Leigh Ann Henion is the New York Times bestselling author of Phenomenal: A Hesitant Adventurer’s Search for Wonder in the Natural World. The book is about how she chased eclipses, migrations, and other natural phenomena around the globe to reawaken her sense of wonder. After reading her beautifully written memoir, I reached out to Leigh Ann, who graciously offered to share her insights into mindfulness, motherhood, and what she wishes for us all.
SM: Mindfulness can be defined as deliberately paying attention to the present moment with kindness. You define phenomenal as “that which is amazing” and “directly observable to the senses.” How do you think the two are related?
LH: To me, mindfulness is about being attuned to physical senses. It’s about chirping birds, a breeze, the warmth of the sun. It’s about being present in space and time. If experienced fully, holding a grasshopper in your palm can be more amazing than watching a video of the most dazzling natural phenomena on YouTube. It’s about acknowledging and valuing visceral experiences. I think claiming the directly observable as amazing can be a transformative—and it can happen in your backyard.
SM: Do you deliberately practice mindfulness?
LH: I’ve recently taken up archery, which requires focus and intent. I think that practice has been helpful in terms of honing mindfulness. When I’m shooting a bow, I am—in contrast to much of my daily life—completely in the moment.
SM: Do you meditate?
LH: Writing is, for me, a form of meditation, especially in the initial stages. The first draft of anything requires an emptying of the conscious mind, a certain level of openness.
SM: You write that you have, “honed a sense of wonder that will thrive wherever I am, as long as I exercise it.” Have you been able to maintain your sense of wonder now that time has passed? If so, how do you cultivate this?

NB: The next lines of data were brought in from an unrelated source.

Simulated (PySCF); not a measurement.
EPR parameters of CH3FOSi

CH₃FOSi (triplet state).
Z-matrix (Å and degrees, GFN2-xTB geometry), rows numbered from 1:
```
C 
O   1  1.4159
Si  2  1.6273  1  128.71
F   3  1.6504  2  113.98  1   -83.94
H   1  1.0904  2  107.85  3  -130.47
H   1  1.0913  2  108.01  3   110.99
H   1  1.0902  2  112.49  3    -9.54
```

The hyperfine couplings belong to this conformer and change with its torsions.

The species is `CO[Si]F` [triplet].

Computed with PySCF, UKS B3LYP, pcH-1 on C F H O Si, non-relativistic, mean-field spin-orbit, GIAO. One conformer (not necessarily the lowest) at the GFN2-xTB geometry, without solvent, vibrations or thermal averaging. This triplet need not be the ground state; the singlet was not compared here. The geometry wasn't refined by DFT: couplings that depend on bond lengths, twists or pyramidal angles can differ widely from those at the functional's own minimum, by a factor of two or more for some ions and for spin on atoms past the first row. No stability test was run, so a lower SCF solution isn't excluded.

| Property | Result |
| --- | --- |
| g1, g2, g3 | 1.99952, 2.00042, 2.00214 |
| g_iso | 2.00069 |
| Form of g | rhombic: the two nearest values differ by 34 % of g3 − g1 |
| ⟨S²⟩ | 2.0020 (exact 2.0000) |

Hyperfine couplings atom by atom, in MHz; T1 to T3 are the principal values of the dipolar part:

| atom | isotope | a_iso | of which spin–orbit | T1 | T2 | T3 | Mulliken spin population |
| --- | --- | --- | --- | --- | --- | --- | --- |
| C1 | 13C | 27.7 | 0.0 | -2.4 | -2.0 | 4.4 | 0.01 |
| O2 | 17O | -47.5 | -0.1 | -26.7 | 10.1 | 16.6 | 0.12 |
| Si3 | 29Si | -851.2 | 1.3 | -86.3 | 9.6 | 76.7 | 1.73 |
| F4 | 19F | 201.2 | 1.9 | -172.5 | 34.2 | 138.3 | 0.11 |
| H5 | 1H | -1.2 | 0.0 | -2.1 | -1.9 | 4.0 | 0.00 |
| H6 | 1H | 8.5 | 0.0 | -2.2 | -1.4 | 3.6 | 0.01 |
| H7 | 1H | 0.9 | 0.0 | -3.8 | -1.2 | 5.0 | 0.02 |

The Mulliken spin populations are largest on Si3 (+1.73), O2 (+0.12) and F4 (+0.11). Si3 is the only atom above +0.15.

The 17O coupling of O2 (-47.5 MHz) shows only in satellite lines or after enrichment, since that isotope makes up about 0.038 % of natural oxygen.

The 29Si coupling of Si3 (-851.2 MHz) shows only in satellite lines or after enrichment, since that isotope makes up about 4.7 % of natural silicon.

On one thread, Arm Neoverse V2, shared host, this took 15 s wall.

LH: In Phenomenal, I was standing under the northern lights, seeing vast animal migrations, witnessing the corona of the sun bloom from behind the moon. All those experiences compounded to give me an enduring sense of wonder. Looking back, I’m not sure if wonder is something I’d lost, as much as it had became something I wasn’t comfortable talking about or embracing. I think we relegate wonder, as an emotion, to children. Society tends to cynically peer down on people who rattle on about awe and beauty. But the world is full of it. My journey helped me see connections in the natural world, and it made me feel part of something infinitely larger than myself. If I feel distant from the sense of wonder cultivated in my travels, turning stones in a nearby creek to find salamanders has proven enough of a remedy. Once you start looking for wonder, you find it everywhere!
SM: What do you think of the idea of balance in motherhood? What does it mean to you?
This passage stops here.